Seminarium i datorlingvistik

  • Datum: –15.00
  • Plats: Engelska parken Rum: 9-3042
  • Föreläsare: Gong Zhengxian
  • Kontaktperson: Ali Basirat
  • Seminarium

Integrating Discourse Information into Neural Machine Translation

As the quality of Machine Translation(MT) improves, research on integrating discourse information in MT becomes more viable. As we all know, some research work focusing on context-dependent phenomena, such as co-reference, word sense disambiguation and lexical cohesion, really have the capability of improving the performance of MT. Does it mean only these kinds of information do discourse-level structure contribute to MT? And with the development of Neural Machine translation(NMT), how to effectively integrate discourse-level information to NMT?

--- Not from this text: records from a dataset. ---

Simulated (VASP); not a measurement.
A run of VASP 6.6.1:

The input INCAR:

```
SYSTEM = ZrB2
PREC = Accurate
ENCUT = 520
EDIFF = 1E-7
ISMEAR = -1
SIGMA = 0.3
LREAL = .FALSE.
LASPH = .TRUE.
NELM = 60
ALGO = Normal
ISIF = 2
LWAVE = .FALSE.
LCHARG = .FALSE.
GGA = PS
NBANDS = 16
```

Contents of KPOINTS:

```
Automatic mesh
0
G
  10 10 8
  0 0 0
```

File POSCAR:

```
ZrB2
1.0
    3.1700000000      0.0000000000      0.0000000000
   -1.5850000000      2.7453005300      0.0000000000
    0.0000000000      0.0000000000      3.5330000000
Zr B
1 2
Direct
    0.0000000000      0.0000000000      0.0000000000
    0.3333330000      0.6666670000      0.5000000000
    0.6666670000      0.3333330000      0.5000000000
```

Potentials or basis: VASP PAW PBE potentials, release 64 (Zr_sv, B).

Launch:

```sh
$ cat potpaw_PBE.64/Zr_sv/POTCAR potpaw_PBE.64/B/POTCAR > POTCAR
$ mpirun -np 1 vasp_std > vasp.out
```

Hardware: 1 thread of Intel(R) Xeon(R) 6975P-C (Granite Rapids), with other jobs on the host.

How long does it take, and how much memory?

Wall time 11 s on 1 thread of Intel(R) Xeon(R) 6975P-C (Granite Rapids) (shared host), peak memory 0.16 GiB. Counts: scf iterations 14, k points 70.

In this seminar, I first present four kinds of popular discourse structures, then review some typical papers related to discourse-level MT. And from this part, we can find only limited theories about discourse structure have been applied to MT systems. Second, I introduce some popular NMT systems which can integrate discourse-level information, such as memory-based NMT and multi-model NMT. Finally, I talk with Theme-Rheme theory which originated from Systemic Functional Linguistics. I give some interesting examples, coming from the papers related to Second Language Teaching, to show the importance of studying Theme-Rheme difference between Chinese-English translation. And I found it’s a really challenging work to deal with the thematic divergence between Chinese and English based on my initial experiment running on an MT evaluation dataset. Currently, my Chinese team has constructed a small size Chinese Theme-Rheme corpus, and I can automatically identify theme part from English sentence, but how to integrate this discourse-level useful information into NMT system needs further research.